Down-shifting is an important racing skill that is often poisoned by years of street driving habits. On the street, one typically drives at low RPMs to conserve fuel. Shifting down can be done almost any time, and if one down-shifts early, the engine can be used for deceleration. My father taught me to do this when I was learning to drive. I guess this was a hold-over from the pre-disc brake era when the drum brakes alone weren’t enough stopping power. Why anyone would do this today is beyond me*. The brakes are much better at slowing down the car because they work on all 4 wheels. Brake pads are also one of the least expensive parts of a car and the labor is far less than a clutch.
Down-shitting is the act of downshifting early, releasing the clutch, locking the drive wheels, and crashing. The consequences can be quite dramatic.
On a race track, down-shifting as a form of deceleration is stupid. Assuming your brake bias is set up correctly, engine-braking ruins the braking balance by adding additional braking to the drive wheels. In a FWD vehicle, this isn’t necessarily horrible, it mostly makes the braking distance longer. But in a RWD vehicle, it could cause the rear tires to lock even when going in a straight line. Since a clumsy or slippery clutch pedal could find you dumping the clutch suddenly and going into an uncontrollable spin, downshifts should occur at the end of the braking zone, not the start.

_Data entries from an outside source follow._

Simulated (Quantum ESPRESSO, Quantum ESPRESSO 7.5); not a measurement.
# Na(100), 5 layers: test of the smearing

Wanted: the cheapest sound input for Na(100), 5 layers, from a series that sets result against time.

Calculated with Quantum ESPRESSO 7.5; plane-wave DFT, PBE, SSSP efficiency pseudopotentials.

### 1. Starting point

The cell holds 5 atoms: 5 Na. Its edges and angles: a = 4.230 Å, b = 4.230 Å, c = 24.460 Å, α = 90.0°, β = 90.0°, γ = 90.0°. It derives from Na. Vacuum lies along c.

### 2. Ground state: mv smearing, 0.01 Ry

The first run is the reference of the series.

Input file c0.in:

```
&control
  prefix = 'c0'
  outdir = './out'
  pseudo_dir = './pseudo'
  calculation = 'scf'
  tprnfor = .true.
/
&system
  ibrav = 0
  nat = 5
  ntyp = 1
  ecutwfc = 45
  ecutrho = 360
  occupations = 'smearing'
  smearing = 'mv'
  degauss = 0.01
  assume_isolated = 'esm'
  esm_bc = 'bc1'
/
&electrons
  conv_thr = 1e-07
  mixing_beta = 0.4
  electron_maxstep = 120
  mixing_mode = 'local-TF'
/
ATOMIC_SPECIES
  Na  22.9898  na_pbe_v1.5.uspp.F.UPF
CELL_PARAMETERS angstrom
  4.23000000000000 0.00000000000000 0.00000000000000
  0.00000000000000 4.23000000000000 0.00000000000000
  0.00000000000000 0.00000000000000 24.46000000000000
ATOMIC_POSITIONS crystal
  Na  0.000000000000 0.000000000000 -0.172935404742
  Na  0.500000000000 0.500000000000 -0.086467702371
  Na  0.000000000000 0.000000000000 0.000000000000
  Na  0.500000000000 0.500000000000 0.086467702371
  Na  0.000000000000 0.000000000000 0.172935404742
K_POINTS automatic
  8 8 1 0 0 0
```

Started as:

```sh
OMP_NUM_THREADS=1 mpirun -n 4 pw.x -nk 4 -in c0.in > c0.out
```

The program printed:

* OK, so there are a few scenarios where engine-braking is useful. When going down a mountain, over-using brake pads can cause them to overheat and fade. And on a slippery surface, adding additional rear brake can shorten stopping distances because there isn’t as much weight transfer to the front tires. If you’re going to use engine-braking, do it because it makes sense in the specific situation, not out of habit.